***  x: opt(integer)  ***

We know what this means.  x can be an integer or something like "None".

Can we use x in operations that take integers?
For example,
  x + 3

If "yes", then the type of this addition is also opt(integer).
So the result type of an addition could be either integer or opt(integer),
depending on the types of the arguments.

If "no", then type checking should give an error.

Which of these alternatives do we want for Syntheto?

In either case, we will want a way to create values of opt(T)
(where T is a placeholder for a declared type)
and a way to checks values of opt(T) for T or None.

The easier thing to do for now is "no".

What are the relevant language constructs?

(1) a keyword "None".  This is a polymorphic type value.
    It will only be allowed in contexts where it is clear
    what its type is.  For example,
      let (x: opt(T) = None) ..
      ..
      if x == None then ..
      ..
      return None
    For added fun, you can do things like
      let (x: set(opt(integer)) = {-1,0,1,None}) ..

(2) make-option(x), where x is any value of any type T.
    The type of this expression is opt(T).
    This type must have already been explicitly declared somewhere,
    at least for now.

(3) To check if a value x:opt(T) is None, simply compare equality:
    if x == None then ..
    if x != None then ..
    Alternatively, we could have something like isNone(..)

(4) To get the underlying value, of x:opt(t):
    option-value(x).  This would be a type error if x is None,
    so we have to guard it.  The recommendation
    to users is to do
       if x != None then .. option-value(x) ..

Opinions?


[AC]----------

I think it would be best to view this as a parameterized variant type

variant opt<T> {
    some {get : T},
    none {}
}

(In the future, we may want to extend Syntheto with user-defined polymorphic
types, so the above could be valid Syntheto syntax.)

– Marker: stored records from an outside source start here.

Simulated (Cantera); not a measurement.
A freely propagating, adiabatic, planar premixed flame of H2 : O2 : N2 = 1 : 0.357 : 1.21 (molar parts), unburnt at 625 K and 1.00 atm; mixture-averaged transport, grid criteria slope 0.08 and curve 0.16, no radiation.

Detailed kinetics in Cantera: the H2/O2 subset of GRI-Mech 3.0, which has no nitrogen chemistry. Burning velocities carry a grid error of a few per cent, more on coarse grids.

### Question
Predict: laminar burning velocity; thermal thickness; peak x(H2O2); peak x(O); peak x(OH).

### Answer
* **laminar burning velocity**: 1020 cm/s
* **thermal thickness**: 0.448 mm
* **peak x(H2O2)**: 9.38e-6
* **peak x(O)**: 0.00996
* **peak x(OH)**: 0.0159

Then we use whichever mechanisms and constructs we have (still under design) for
values of variant types.

opt.none would have to be polymorphic, as you note -- in the same way that
seq.empty or set.empty are (assuming we use those names for the empty list and
set). So maybe Syntheto will need to do some Hindley-Milner-style type
inference.

Here are some ideas, which would apply to other variant types too.

Some construct ideas:

opt.none -- obvious

opt.some { get = ... } -- long form, required(?) when there are 2+ fields
opt.some(...) -- short form -- ? allowed only when there is just 1 field

x.none? -- test if x:opt<T> is none -- return boolean
x.some? -- test if x:opt<T> is some -- return boolean

x.some!get -- return the contained value of type T -- must prove x.some? here
x.some -- ? same as above, short form, allowed only when there is just 1 field

Consider a variant types with more than one field, for comparison:

variant expr {
    var {name : string},
    const {value : integer},
    add {left : expr, right :expr}
}

expr.var("x")
expr.const(12)
expr.add {left = e1, right = e2}
expr.add (e1, e2) -- short form -- ? allow also with 2+ fields

expr.var?
expr.const?
expr.add?

expr.var!name
expr.const!value
expr.add!left
expr.add!right

[AC]----------

[EM]----------

Thanks for the ideas.

I think it could be confusing to use Java instance variable
syntax without the Java capitalization conventions.
I think it is confusing to have both x.some and opt.some where
x is a value and opt is a typename.

I think we need to label each idea as to whether this is with the
current shallow macros or future work.

When I do something like this in Syntheto:
  let (x: opt(integer) = least-modular-square-root(n,p)) ...
currently (or nearly), it will make a type like this:

(fty::deftagsum OPT[INT]
   (:some ((get int)))
   (:none ()))

How can I do the following, in Syntheto code,
and what does it turn into in shallow embedding macros?

  (1) test this x for whether it is none?

  (2) test this x for whether it is some(..)?

  (3) test this x for whether it is some(3)?

  (4) Presuming I have validated it is some(..),
      how do I extract the value?

Then, in the definition of least-modular-square-root,
how can I (and what does it turn into):

  (5) create and return the value of none,

  (6) create and return a value like some(3)

In ACL2 code currently, to create a value:
  (N) note, numbers refer to the same numbers above
  (5) (opt[int]-none)
  (6) (opt[int]-some 3)

to test a value x:
  (1) (eq :NONE (opt[int]-kind x))
  (2) (eq :SOME (opt[int]-kind x))
  (3) (and (eq :SOME (opt[int]-kind x)) (= 3 (opt[int]-some->get x)))
and to extract the integer component, after validating it:
  (4) (opt[int]-some->get x)